In a "memorandum" to U.N. Secretary-General Ban Ki-moon obtained Wednesday by The Associated Press, Gen. Jamil al-Sayyed said he and seven other Lebanese were arbitrarily arrested for political reasons and have been held for more than 2 1/2 years without being charged or confronted with any evidence.

Sayyed is one of four pro-Syrian Lebanese generals under arrest in the February 2005 bombing that killed Hariri and 22 others.

The U.N.'s new chief investigator into the assassination said he would not comment on the allegations. A previous investigator has said there were "indications" the generals were involved in the murder.

In the memorandum, Sayyed urged the U.N. chief to "defend justice and international norms by putting an end to this arbitrary and political detention as soon as possible." Otherwise, he said, the credibility of the U.N., the Security Council and the U.N. commission investigating Hariri's assassination "will be jeopardized."

The new chief investigator, Daniel Bellemare, briefed the U.N. Security Council Tuesday on the Hariri investigation and was asked by Russia about the continued detention of the four generals -- and later by journalists about Sayyed's allegations. The general sent copies of his memorandum to council members.

"I will not comment on allegations," Bellemare replied.

Sayyed claimed that three months prior to his arrest an investigator from the U.N. commission asked him to transmit a message to Syrian President Bashar Assad "which was meant to persuade him to present to the commission a Syrian victim of a certain caliber, who would confess to the crime and would eventually be found dead."

This would allow for an agreement with Syria similar to the one with Libya in the bombing of Pan Am Flight 103 over Scotland in December 1988, he said.

A Libyan intelligence agent and a Libyan airline official were tried for the bombing and the intelligence agent was convicted, though a Scottish judicial commission said last June that new evidence indicates a miscarriage of justice may have occurred.

Sayyed said he told the U.N. investigator that he could not transmit such a message unless he was provided evidence "pointing in the direction of a Syrian involvement in the crime, otherwise the Syrians would consider that he is leading them to a trap."

The general said the investigator replied that the commission did not have such evidence and insisted that if he did not transmit the message for a Syrian to admit to the crime he would be blamed for the assassination.

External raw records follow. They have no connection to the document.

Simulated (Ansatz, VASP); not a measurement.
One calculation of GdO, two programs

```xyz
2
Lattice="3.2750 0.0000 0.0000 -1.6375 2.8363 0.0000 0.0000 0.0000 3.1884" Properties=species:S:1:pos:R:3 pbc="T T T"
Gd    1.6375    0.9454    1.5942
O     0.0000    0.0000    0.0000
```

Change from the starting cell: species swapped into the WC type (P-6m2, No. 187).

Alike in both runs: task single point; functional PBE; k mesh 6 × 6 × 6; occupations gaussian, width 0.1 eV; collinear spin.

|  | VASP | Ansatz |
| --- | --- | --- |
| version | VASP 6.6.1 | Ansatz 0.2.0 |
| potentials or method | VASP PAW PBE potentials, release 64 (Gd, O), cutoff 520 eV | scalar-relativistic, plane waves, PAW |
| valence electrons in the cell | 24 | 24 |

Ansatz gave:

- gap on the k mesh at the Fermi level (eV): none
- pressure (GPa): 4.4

Syria denies any involvement in the Hariri assassination, but the furor over the attack forced Syrian troops to withdraw from Lebanon after a 29-year presence.

Sayyed said the proposal to talk to Syria's Assad was made before and after his arrest on Aug. 30, 2005. "These facts are documented with evidence and proofs" which he said he gave the commission.

Bellemare said the generals' detention is the result of a decision by Lebanese judicial authorities, "pursuant to Lebanese criminal law." He said he has provided Lebanese authorities "with the evidence that we have" but he refused to disclose any of his discussions with the country's prosecutor general.

The U.N. commission's first chief investigator, German prosecutor Detlev Mehlis who is now a judge, defended the arrest of the four generals in an interview last month with the private Lebanese Broadcasting Corporation television as "legally and fully justified."

"Upon suggestions of my investigators, I recommended to the Lebanese authorities to put these four officers into provisional detention because we had strong indications that they were about to leave the country," Mehlis said. "We had indications that they were actively involved with the murder. So we felt to suggest to put them into provisional detention to have them available."

Yet, Mehlis said, "We always pointed out that until these persons were sentenced by a tribunal, they have to be considered as being innocent."

Sayyed claimed that Mehlis' successor as chief investigator, Belgian prosecutor Serge Brammertz who stepped down in December, reviewed the evidence for his arrest and determined it was "void."

But the general said Brammertz was told by Lebanon's prosecutor general that "political considerations" prevented him from releasing Sayyed.

Calls for the release of the generals have come from Lebanon's pro-Syrian opposition as well as Shiite and Christian spiritual leaders. But members of the anti-Syrian majority have said they are guilty and deserve death.

The four generals -- Sayyed, the General Security chief and probably the most powerful Lebanese under Syrian dominance, police chief Ali Hajj, the army intelligence chief Raymond Azar, and the head of the Presidential Guard Brigade Mustafa Hamdan -- allegedly met to plot the killing of Hariri.

Their arrests, however, were based on testimony of a key witness -- Syrian Mohammed Zuheir Siddiq -- who was later found to be not credible and was accused of participation in the assassination. He was living in France and an arrest warrant was issued for him, but France refused to hand him over because of Lebanon's death penalty.

French Foreign Minister Bernard Kouchner said Tuesday that Siddiq had disappeared, and Bellemare told reporters, "I don't know where he is."(AP)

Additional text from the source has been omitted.